Search code examples
c++opencvvideo-processingvideo-capturepreview

Too High CPU Footprint of OpenCV Text Overlay on FHD Video Stream


I want to display a FHD live-stream (25 fps) and overlay some (changing) text. For this I essentially use the code below.

Basically it is

  1. Load frame
  2. (cv::putText skipped here)
  3. Display frame if it's a multiple of delay

but the code is super super slow compared to e.g. mpv and consumes way to much cpu-time (cv::useOptimized() == true).

So far delay is my inconvenient fiddle-parameter to somehow make it feasible.

  • delay == 1 results in 180 % CPU usage (full frame-rate)
  • delay == 5 results in 80 % CPU usage

But delay == 5 or 5 fps is really sluggish and actually still too much cpu load.

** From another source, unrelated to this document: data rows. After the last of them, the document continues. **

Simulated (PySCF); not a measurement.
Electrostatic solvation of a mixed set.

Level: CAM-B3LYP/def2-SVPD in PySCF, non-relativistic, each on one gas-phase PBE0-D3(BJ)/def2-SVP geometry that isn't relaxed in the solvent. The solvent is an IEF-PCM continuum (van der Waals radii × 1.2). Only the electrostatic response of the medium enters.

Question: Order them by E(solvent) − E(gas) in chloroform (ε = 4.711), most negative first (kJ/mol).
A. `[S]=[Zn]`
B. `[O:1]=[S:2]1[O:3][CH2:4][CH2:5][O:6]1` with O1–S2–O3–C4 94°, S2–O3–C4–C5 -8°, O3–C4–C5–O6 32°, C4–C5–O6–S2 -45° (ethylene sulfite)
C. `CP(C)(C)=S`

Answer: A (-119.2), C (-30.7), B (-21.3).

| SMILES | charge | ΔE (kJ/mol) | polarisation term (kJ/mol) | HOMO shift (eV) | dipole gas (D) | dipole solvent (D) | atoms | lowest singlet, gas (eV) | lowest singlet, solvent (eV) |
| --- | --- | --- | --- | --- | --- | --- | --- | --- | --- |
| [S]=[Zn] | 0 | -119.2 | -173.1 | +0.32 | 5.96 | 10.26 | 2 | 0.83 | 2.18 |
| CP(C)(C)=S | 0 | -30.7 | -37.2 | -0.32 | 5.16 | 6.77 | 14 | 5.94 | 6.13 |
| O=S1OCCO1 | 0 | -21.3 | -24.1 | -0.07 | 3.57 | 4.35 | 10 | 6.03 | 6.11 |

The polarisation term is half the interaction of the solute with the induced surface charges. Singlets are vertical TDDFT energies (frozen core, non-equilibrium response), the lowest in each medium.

How can I make this code faster or otherwise better or otherwise solve the task (I'm not bound to opencv)?

P.s. Without cv::imshow the CPU usage is less than 30 %, regardless of delay.

#include <opencv2/opencv.hpp>
#include <X11/Xlib.h>

// process ever delayth frame
#define delay 5

Display* disp = XOpenDisplay(NULL);
Screen*  scrn = DefaultScreenOfDisplay(disp);
int screen_height = scrn->height;
int screen_width  = scrn->width;

int main(int argc, char** argv){

  cv::VideoCapture cap("rtsp://url");
  cv::Mat frame;

  if (cap.isOpened())
    cap.read(frame);

  cv::namedWindow(  "PREVIEW", cv::WINDOW_NORMAL );
  cv::resizeWindow( "PREVIEW", screen_width, screen_height );

  int framecounter = 0;
  while (true){

    if (cap.isOpened()){

      cap.read(frame);
      framecounter += 1;

      // Display only delay'th frame
      if (framecounter % delay == 0){
        /*
         * cv::putText
         */
        framecounter = 0;
        cv::imshow("PREVIEW", frame);
      }

    }
    cv::waitKey(1);
  }
}

Solution

  • I now found out about valgrind (repository) and gprof2dot (pip3 install --user gprof2dot):

    valgrind --tool=callgrind /path/to/my/binary    # Produced file callgrind.out.157532
    gprof2dot --format=callgrind --output=out.dot callgrind.out.157532
    dot -Tpdf out.dot -o graph.pdf
    

    That produced a wonderful graph saying that over 60 % evaporates on cvResize. And indeed, when I comment out cv::resizeWindow, the cpu usage lowers from 180 % to ~ 60 %.

    Since the screen has a resolution of 1920 x 1200 and the stream 1920 x 1080, it essentially did nothing but burning CPU cycles.

    So far, this is still fragile. As soon as I switch it to full-screen mode and back, the cpu load goes back to 180 %.

    To fix this, it turned out that I can either disable resizing completely with cv::WINDOW_AUTOSIZE ...

    cv::namedWindow( "PREVIEW", cv::WINDOW_AUTOSIZE );
    

    ... or -- as Micka suggested -- on OpenCV versions compiled with OpenGL support (-DWITH_OPENGL=ON, my Debian repository version was not), use ...

        cv::namedWindow( "PREVIEW", cv::WINDOW_OPENGL );
    

    ... to offload the rendering to the GPU, what turns out to be even faster together with resizing (55 % CPU compared to 65 % for me). It just does not seem to work together with cv::WINDOW_KEEPRATIO.*

    Furthermore, it turns out that cv:UMat can be used as a drop-in replacement for cv:Mat which additionally boosts the performance (as seen by ps -e -o pcpu,args):

    Mat-UMat performance profile]


    Appendix

    [*] So we have to manually scale it and take care of the aspect ratio.

    float screen_aspratio = (float) screen_width / screen_height;
    float image_aspratio  = (float) image_width  / image_height;
    
    if ( image_aspratio >= screen_aspratio ) { // width limited, center window vertically
      cv::resizeWindow("PREVIEW", screen_width, screen_width / image_aspratio );
      cv::moveWindow(  "PREVIEW", 0, (screen_height - image_height) / 2 );
    }
    else { // height limited, center window horizontally
      cv::resizeWindow("PREVIEW", screen_height * image_aspratio, screen_height );
      cv::moveWindow(  "PREVIEW", (screen_width - image_width) / 2, 0 );
    }